I believe that fear only holds me back. Not fear of boogymen in the closet or anything silly like that; but fear of rejection or humiliation.
This fear is bigger than I ever imagined it could be after I sat down and thought about how it affected me. Coming into high school was a very scary time. New classes, school, teachers, people, and more. Going into high school, I was a soccer fanatic. I loved playing. The smell of the grass would help me let go of what was going on in my life; while running and striving to win was an exhilarating feeling. Not to mention, I was pretty good at it too. At that time I told myself that if I played soccer I wouldn’t have time for school and I thought that that was more important. So I never tried out for the team. This year I thought I’d be in worse shape than everyone else who played last year so they’d surely beat me out for the team. My fear of being rejected kept me from trying out for something that made me happy, full and content. Making that realization caused me to want to try out next year, even though I’ve already missed two years. No dim excuses this time about not being fit enough. Working out is simple once you start, the real problem is being confident enough.

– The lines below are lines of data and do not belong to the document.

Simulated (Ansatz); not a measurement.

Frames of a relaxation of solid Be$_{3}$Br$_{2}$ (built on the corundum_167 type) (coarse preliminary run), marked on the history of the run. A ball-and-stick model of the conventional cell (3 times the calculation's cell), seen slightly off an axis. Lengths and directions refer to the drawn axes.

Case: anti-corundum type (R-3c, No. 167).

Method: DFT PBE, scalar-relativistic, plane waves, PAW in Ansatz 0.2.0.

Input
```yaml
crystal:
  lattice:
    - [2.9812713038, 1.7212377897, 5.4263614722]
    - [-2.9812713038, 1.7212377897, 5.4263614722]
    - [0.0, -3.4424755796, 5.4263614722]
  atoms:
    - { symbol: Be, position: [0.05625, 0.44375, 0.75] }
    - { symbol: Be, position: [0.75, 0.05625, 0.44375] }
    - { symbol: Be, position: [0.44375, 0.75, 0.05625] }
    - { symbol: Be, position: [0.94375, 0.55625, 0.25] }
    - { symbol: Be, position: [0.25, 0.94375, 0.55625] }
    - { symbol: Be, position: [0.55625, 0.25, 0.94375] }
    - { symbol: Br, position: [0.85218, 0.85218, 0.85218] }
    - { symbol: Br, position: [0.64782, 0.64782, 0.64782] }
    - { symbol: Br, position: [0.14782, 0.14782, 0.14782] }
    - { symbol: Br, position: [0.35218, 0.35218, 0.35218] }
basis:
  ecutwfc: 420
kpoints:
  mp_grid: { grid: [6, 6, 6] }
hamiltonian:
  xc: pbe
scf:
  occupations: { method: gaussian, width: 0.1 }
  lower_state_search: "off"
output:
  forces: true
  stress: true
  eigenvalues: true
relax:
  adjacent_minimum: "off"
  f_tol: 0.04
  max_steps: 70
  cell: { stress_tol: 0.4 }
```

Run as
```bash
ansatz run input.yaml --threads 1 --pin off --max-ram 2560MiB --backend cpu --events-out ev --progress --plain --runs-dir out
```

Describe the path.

Everyday there’s that fear in the back of my head, whether I realize it or not. Simple things like asking a question in class. This fear is interrupting my life. Living blissfully is not something I can just say I want to do, it takes time. But working for that goal is important to me.
“There is nothing to fear but fear itself” –Franklin Roosevelt. Franklin was obviously in his right mind when he said this. What is there to fear? People making fun of me? Who cares about that! Most likely no one would even care; they have lives of their own. That’s why fear is the only thing to fear. The only thing that I should be caring about is if I’m happy. Fear is only in my mind, and fear is an appalling and unpleasant thing.
Believing in fear is a fearful dilemma.